AI, Bias and the Courts

AI is reshaping how courts make decisions, but without transparency and accountability, these tools risk amplifying bias, eroding civil rights, and undermining public trust in the justice system. This is a summary of Mallory Knodel’s keynote at the Michigan Judges Conference.

Old fashioned scales that are unbalanced
Photo by Piret Ilver / Unsplash

By Mallory Knodel

I had the honor of delivering the keynote at the Michigan Judges Conference on the evolving relationship between artificial intelligence and the justice system. This is a compressed and edited version of what I said:

Artificial intelligence (AI) is already influencing how decisions are made in courtrooms. From pretrial risk assessments to predictive policing, AI is being used to evaluate people’s lives, sometimes without them even knowing. These systems promise objectivity, but they can reinforce discrimination instead of reducing it. As artificial intelligence becomes more embedded in judicial processes, courts must understand how bias arises in AI systems and recognize their responsibility to ensure that automated decisions do not undermine civil rights, due process, or public trust. 

AI doesn’t work like a brain. It works like a mirror. It reflects back the patterns in its training data, which often include the biases and inequalities of the past: historical discrimination, over-policing, or economic exclusion. Even if AI appears neutral, the questions asked and the assumptions baked into its design may not be. The result is a system that mirrors bias rather than correcting it. For courts, the challenge isn’t just understanding how AI works. It’s knowing how bias gets built into automated systems and recognizing the legal and moral responsibilities that follow. 

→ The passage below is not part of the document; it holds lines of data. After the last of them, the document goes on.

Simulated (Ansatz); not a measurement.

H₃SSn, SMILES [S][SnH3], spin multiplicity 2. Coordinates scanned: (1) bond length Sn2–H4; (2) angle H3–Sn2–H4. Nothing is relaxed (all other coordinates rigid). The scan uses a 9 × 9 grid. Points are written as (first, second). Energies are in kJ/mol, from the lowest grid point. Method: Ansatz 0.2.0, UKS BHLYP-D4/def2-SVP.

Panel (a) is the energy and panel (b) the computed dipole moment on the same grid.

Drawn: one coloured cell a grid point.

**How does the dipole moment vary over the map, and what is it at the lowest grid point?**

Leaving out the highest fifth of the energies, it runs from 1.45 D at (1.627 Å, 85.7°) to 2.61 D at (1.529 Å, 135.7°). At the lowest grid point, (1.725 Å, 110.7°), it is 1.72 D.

What’s at Stake: AI and the Role of the Courts

Artificial intelligence is increasingly used to help make decisions in areas like hiring, housing, public benefits, and criminal justice. A 2020 study found that these systems are already in use across nearly half of U.S. federal agencies, where they help enforce rules and determine eligibility for services. That figure is likely even higher now. This matters because AI can be difficult to understand, and it may produce biased results without clear explanations. For courts, this raises important questions about fairness, transparency, and how to ensure people’s rights are protected. Courts are not expected to become experts regarding these sometimes complex or technical matters, but they do need to be aware of how AI is used and where problems can arise. If courts cannot properly review AI-based decisions, it could weaken public trust in the legal system. Judges should expect to see cases involving AI bias in many areas and must be prepared to respond thoughtfully.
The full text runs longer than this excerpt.